Proactive Trademark Practices for Companies – Part 4 Benefits of Federal Trademark Registration

Benefits of Federal Trademark Registration

Once your trademark attorney has completed a comprehensive search and counseled you on the best choices, then you can ask him/her to file trademark applications for you. Unless properly and thoroughly trained, having an experienced trademark attorney prepare, file, and prosecute your trademark applications can be well worth the fees. Skilled attorneys will be able to determine proper class designations, create broad but acceptable identifications of goods and services that are specific enough to identify the nature of the products and/or services, file acceptable trademark drawings and appropriate specimens of trademark usage, and provide other services that will avoid or mitigate future problems during the registration process and at other times during the lifecycle of your trademarks and business.

If at all possible, a company should seek federal protection for their trademark by filing and registering it on the Principal Federal Register. Federal registration will not take away territory already used by others, but it may prevent or deter expansion. Federal trademark applications can be electronically filed as one of two types: a) “Bona Fide Intent-To-Use” applications; or b) “In Use” applications.
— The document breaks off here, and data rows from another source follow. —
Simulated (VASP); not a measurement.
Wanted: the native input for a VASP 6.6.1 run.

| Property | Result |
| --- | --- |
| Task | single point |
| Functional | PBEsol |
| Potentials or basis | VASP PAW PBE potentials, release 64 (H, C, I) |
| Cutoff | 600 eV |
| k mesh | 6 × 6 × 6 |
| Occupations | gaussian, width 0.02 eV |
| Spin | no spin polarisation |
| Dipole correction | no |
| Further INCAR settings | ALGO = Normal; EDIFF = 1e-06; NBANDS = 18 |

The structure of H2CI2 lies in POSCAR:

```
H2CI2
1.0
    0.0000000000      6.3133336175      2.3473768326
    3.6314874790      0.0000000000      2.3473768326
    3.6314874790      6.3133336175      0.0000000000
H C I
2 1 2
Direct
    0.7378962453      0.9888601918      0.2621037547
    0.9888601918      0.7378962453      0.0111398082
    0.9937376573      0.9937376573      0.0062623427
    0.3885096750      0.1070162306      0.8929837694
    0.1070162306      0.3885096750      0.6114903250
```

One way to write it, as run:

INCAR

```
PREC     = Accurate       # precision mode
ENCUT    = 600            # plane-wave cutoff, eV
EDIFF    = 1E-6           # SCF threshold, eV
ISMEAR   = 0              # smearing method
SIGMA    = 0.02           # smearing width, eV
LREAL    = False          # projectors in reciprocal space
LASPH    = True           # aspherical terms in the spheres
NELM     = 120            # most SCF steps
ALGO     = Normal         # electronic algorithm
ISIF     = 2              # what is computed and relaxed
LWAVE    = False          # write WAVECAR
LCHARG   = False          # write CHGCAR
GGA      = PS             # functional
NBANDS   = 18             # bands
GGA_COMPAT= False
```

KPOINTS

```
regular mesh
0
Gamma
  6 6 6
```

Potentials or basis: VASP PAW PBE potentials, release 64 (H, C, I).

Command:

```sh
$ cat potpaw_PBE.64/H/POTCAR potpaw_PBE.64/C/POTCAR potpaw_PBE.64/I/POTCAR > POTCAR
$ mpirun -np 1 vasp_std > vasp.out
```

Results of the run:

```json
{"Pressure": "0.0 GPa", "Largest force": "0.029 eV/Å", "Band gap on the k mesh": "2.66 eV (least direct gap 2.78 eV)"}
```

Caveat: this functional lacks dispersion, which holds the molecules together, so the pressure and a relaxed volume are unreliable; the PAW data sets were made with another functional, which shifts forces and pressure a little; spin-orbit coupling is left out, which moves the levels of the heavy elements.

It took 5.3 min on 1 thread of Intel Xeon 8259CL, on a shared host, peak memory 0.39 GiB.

There are many situations where a company may want to file an application to register a trademark on an “intent-to-use” basis before actually using the mark in commerce. For example, an “intent-to-use” application may be filed when: products or services are being developed for eventual sale or provision in interstate commerce; products or services are being sold or provided locally (within one state) that will be expanding to interstate commerce; or products or services are being sold or provided in interstate commerce under another trademark that you intend to sell under the new trademark, if it is allowed for registration.

There are also many advantages to filing an application under an “intent-to-use” basis. With an “intent-to-use” application, you can get most or all of prosecution of the application finished before actually putting the trademark into interstate commerce. In this way you can be assured that the trademark is registrable before investing a great deal of time and money into the advertising and promotion of goods and services under that mark. Additionally, the filing date of your “intent-to-use” application establishes your priority in your claim to the right to register the mark over others who may subsequently apply to register the same or similar marks. Furthermore, an “intent-to-use” application may be divided so that the mark may be registered for use with one or more classes of goods and/or services, while the application for registration in connection with the other goods and/or services remains pending. Finally, arguably most importantly, provided you ultimately use the trademark in interstate commerce, and the application matures into registration, the seniority of your rights in your trademark begin from the application’s filing date rather than from the date of actual first use.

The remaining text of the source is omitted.